Wednesday, December 21, 2011

Knobs being destroyed

Another historic event for the old residents of the Crayne community is the centuries old local landmark of the entire area is being destroyed in the name of progress.  It may be progress to some, to others it is not, it's just the destruction of something that should be left alone. 

Monday of this week, Dec. 19, 2011 the new US 641 corridor in Crittenden County between Marion and Fredonia was started.  Above is a picture that was made that same day.  The road is to go between the historic twin knobs, taking much of the rocks and boulders with it.  You can see the heavy machinery in the lower part of the picture as it clears away the trees for the other equipment to come through.

Tuesday, December 20, 2011

Historical Change - United Presbyterian Church

When the Crayne United Presbyterian Church was organized in 1892 it was a Cumberland Presbyterian Church, started from members of the Piney Fork CP Church.  These people lived in the Crayneville area and found it difficult to travel the distance to Piney Fork to attend services.

In 1907 the church denomination changed and became a United Presbyterian Church U.S.A. congregation.  In 1983 the United Presbyterian Church U.S.A. and the Presbyterian Church in the United States reunited to form the Presbyterian Church U.S.A.  The church remained a United Presbyterian Church for 104 years.

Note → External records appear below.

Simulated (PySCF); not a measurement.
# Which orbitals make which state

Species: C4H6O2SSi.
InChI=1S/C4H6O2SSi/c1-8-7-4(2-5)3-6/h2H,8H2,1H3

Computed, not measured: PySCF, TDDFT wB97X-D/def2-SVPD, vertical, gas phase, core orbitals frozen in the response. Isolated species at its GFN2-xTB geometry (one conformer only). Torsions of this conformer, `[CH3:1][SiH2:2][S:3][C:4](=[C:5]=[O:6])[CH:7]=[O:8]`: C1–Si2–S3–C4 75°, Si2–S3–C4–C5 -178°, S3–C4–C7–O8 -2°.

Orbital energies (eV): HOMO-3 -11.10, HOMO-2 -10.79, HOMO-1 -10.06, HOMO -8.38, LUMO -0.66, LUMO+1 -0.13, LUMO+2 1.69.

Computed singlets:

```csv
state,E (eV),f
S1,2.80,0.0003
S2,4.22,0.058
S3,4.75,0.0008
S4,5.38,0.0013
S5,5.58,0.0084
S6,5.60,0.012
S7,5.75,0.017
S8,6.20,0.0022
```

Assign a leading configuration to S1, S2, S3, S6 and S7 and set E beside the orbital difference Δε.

This past fall history has once again changed the future of the church.  Article written Nov. 17, 2011 by pastor, Tommy Hodge.  It reads: Crayne Church Changes Name.  Crayne Presbyterian Church USA, a longtime member of the Western Kentucky Presbytery and the National Presbyterian Church, has severed ties to the national church and changed its name.  The church will further be known as Crayne Community Church.  The change stems from a controversial change in policy by the parent organization.

Earlier this year, the nation Presbyterian Church USA voted into effect potential practices that completely contradict the teaching of the Bible, which the Crayne Church holds as their standard of living.  The Presbyterian national assembly last year endorsed removing a rule that banned openly gay men and lesbians to serve as pastors in the church.  

The Crayne Church felt led by God to take a stand against this moral decline and didn't want to be associated with the national assembly that approved this decision.

The church hasn't changed and worshiping the Lord will continue as it has in the years past. The only change will be the changing of the name, which is now the Crayne Community Church.

Crayne Community Church located on the Crayne Cemetery Road.